Home

Awesome

DocBank Loader

DocBank Loader is a dataset loader for DocBank, and can convert DocBank to the Object Detection models' format.

The DocBank GitHub repositoriy is https://github.com/doc-analysis/DocBank

Usage

Dependency

pip install -U Pillow tqdm

Installation

git clone https://github.com/doc-analysis/DocBankLoader.git
cd DocBankLoader
pip install .

DocBankLoader

from docbank_loader import DocBankLoader

txt_dir = '/path/to/DocBank_500K_txt'
img_dir = '/path/to/DocBank_500K_ori_img'
loader = DocBankLoader(txt_dir=txt_dir, img_dir=img_dir)

# Load all the examples
examples = loader.read_all() 
# <list of docbank_loader.docbank_loader.Example>

# Sample N examples
examples = loader.sample_n(n=5) 
# <list of docbank_loader.docbank_loader.Example>

# Load example by basename/filename
example = loader.get_by_filename('295.tar_1712.06217.gz_main_6_ori.jpg') 
# <docbank_loader.docbank_loader.Example>

# Load examples by the index file
examples = loader.read_by_index('path/to/index/file')
# <list of docbank_loader.docbank_loader.Example>

DocBankConverter

from docbank_loader import DocBankLoader, DocBankConverter

txt_dir = '/path/to/DocBank_500K_txt'
img_dir = '/path/to/DocBank_500K_ori_img'
loader = DocBankLoader(txt_dir=txt_dir, img_dir=img_dir)

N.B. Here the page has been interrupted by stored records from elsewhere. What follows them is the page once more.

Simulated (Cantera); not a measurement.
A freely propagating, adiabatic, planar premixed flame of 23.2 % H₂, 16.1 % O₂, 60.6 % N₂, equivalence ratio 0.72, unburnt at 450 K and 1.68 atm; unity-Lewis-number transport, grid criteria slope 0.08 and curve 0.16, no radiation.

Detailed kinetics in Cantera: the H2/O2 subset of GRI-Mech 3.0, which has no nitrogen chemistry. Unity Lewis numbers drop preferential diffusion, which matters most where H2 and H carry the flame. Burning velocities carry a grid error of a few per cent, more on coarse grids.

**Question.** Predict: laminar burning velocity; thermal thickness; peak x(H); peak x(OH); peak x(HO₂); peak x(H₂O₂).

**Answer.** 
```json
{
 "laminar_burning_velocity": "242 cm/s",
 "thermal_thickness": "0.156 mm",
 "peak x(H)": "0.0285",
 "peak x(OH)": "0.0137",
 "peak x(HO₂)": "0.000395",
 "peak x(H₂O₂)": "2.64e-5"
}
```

converter = DocBankConverter(loader)

# Convert all the examples
examples = converter.read_all() 
# <list of docbank_loader.docbank_converter.CVExample>

# Sample N examples and convert
examples = converter.sample_n(n=5) 
# <list of docbank_loader.docbank_converter.CVExample>

# Convert example by basename/filename
example = converter.get_by_filename('295.tar_1712.06217.gz_main_6_ori.jpg') 
# <docbank_loader.docbank_converter.CVExample>

Example

Each document page and the corresponding DocBank annotation or CV annotation form an Example.

Example for DocBank

example = loader.sample_n(n=1)[0]  # Sample a example
type(example)
# <docbank_loader.docbank_loader.Example>

im = example.plot() # Plot the DocBank annotation and return a PIL.Image.Image

bboxes = example.denormalized_bboxes() # return the denormalized bounding boxes of tokens

example.filepath # The image filepath
example.pagesize # The image size
example.words # The tokens
example.bboxes # The normalized bboxes
example.rgbs # The RGB values
example.fontnames # The fontnames
example.structures # The structure labels

Example for Object Detection models' format

example = converter.sample_n(n=1)[0]  # Sample a example
type(example)
# <docbank_loader.docbank_converter.CVExample>

im = example.plot() # Plot the DocBank annotation and return a PIL.Image.Image
im = example.plot_bbox() # Plot the CV annotation and return a PIL.Image.Image
print(example.print_bbox()) # Print the bounding boxes and labels

example.filepath # The image filepath
example.pagesize # The image size
example.bboxes # The bboxes in normalized coordinates